According to the RBI’s premature redemption calendar for sovereign gold bonds for October 2025 to March 2026, four SGB series—2020-21 Series VI, 2020-21 Series XII, 2019-20 Series X and 2019-20 Series IV—will be eligible for premature redemption. These will mature on 7 March, 9 March, 11 March and 17 March, respectively.

Harsh Roongta, founder, Fee Only Investment Advisers, an investment advisory firm registered with the Securities and Exchange Board of India, said investors have to give notice to their bank or depository and submit their redemption request at least one month in advance.

“Investors can still use the premature redemptions lined up in March when the notice window opens in February. All such redemptions will be tax-free,” he said.

Only investors holding SGBs from these specific series are eligible to seek tax-free premature redemption with the RBI during the February 2026 windows, provided they meet the minimum holding requirement.

If the RBI notifies redemption as per the schedule, any investor—primary subscriber or secondary market buyer—who holds units of SGB 2020-21 Series VI, 2020-21 Series XII, 2019-20 Series X or 2019-20 Series IV and has completed at least five years from the date of issue will be able to apply.

As per RBI’s circular dated 22 August 2025, the premature redemption windows for these series are expected to open on February 5, February 6, February 7 and February 13, respectively.

“The investor can exit at the RBI-declared redemption price and, since the redemption happens before March 31, 2026, the capital gains remain tax-exempt under the existing law,” said Roongta.

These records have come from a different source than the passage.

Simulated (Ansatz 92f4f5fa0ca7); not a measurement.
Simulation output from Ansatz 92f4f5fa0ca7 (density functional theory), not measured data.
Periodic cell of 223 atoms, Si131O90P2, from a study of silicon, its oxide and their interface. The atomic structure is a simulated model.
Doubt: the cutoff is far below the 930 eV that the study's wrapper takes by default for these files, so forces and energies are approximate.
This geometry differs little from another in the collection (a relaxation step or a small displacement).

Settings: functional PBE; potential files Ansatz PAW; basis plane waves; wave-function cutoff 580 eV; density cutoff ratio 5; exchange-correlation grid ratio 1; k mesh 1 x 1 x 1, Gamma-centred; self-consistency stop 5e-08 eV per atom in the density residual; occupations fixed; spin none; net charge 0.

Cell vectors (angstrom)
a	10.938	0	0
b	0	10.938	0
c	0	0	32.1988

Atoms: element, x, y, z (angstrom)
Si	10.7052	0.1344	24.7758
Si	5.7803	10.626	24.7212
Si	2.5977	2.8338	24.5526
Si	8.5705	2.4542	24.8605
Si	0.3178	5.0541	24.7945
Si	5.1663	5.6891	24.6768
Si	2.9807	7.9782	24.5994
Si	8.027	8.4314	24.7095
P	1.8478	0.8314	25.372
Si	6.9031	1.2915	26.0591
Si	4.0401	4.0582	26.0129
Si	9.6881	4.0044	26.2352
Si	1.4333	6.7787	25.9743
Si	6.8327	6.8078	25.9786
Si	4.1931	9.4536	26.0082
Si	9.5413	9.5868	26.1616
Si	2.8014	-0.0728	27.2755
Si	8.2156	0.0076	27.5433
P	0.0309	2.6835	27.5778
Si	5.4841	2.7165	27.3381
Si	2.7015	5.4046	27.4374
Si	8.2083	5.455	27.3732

Investors can submit the request for premature redemption to their bank, depositories NSDL and CDSL, or the RBI Retail Direct.

How will SGBs be taxed starting April

SGBs have long stood out among gold investments for their favourable tax treatment. Until now, capital gains on SGBs were exempt when bonds were redeemed with the RBI, either at maturity or through RBI-notified premature redemption windows after five years.

Starting April 2026, exemption at maturity is explicitly limited to primary subscribers. The premature redemption route after five years is shut for both secondary as well as primary buyers. This applies to all SGBs redeemed on or after 1 April 2026.

The FAQ on Budget 2026 has clarified this explicitly, said Bhuta.

“FAQ specifies that the exemption shall apply only where the SGB is held continuously until redemption on maturity. Premature redemption, even after completion of the prescribed lock-in period, shall not be eligible for exemption.”

This means SGBs are tax-free only under one condition—bought at the time of issue and held for eight years till maturity.

In all other situations, taxpayers will need to pay capital gains tax of 12.5% when held for over one year. Budget 2024 had changed the long-term capital gains holding period from 24 months to 12 months and the tax rate to 12.5% from the earlier 10%. Short-term gains on SGBs are taxed at slab rates.